Open-Locating-Dominating Sets

Abstract

For a graph G, distinguishing sets can be used for detection purposes. Whether it be setting up sensors to detect a thief in a facility or detecting a faulty component in a network of processors, these types of sets can be used to minimize the number of sensors required for the grid or network. Recently, there has been a lot of research into dealing with distinguishing sets, including on open-locating-dominating (OLD) sets, which is the graphical parameter this research focuses on.

A dominating set D is a subset of vertices in G where each of the vertices in G is either in D or adjacent to some vertex in D. An open-locating-dominating set is a special dominating set that is used to detect and pinpoint exact location of a problem vertex in a system. For a given graph G, OLD(G) denotes the minimum cardinality of an OLD set and the problem of determining the value of OLD(G) for an arbitrary graph G is known to be NP-complete.

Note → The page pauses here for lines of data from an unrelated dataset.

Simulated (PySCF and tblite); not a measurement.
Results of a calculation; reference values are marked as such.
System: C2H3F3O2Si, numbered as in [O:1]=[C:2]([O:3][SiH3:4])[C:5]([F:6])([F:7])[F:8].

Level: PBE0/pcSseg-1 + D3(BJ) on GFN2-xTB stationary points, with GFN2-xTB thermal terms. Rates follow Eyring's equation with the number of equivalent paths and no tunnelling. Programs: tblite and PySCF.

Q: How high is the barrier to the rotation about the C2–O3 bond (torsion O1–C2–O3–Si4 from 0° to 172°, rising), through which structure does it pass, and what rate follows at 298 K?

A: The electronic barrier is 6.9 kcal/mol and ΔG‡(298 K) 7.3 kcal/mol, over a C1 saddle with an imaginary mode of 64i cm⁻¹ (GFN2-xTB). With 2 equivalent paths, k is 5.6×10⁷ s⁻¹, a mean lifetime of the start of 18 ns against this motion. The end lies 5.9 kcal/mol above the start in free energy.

For our research, programs were developed to find OLD sets and the value of OLD(G) for various classes of graphs. In particular, in order to find the minimum density of an OLD set for the infinite king's graph, an algorithm was created that parallelized the program using a backtracking algorithm and the program has confirmed the previous results. Most importantly we present a proof for the NP-completeness of a fault-tolerant OLD set called a redundant OLD set.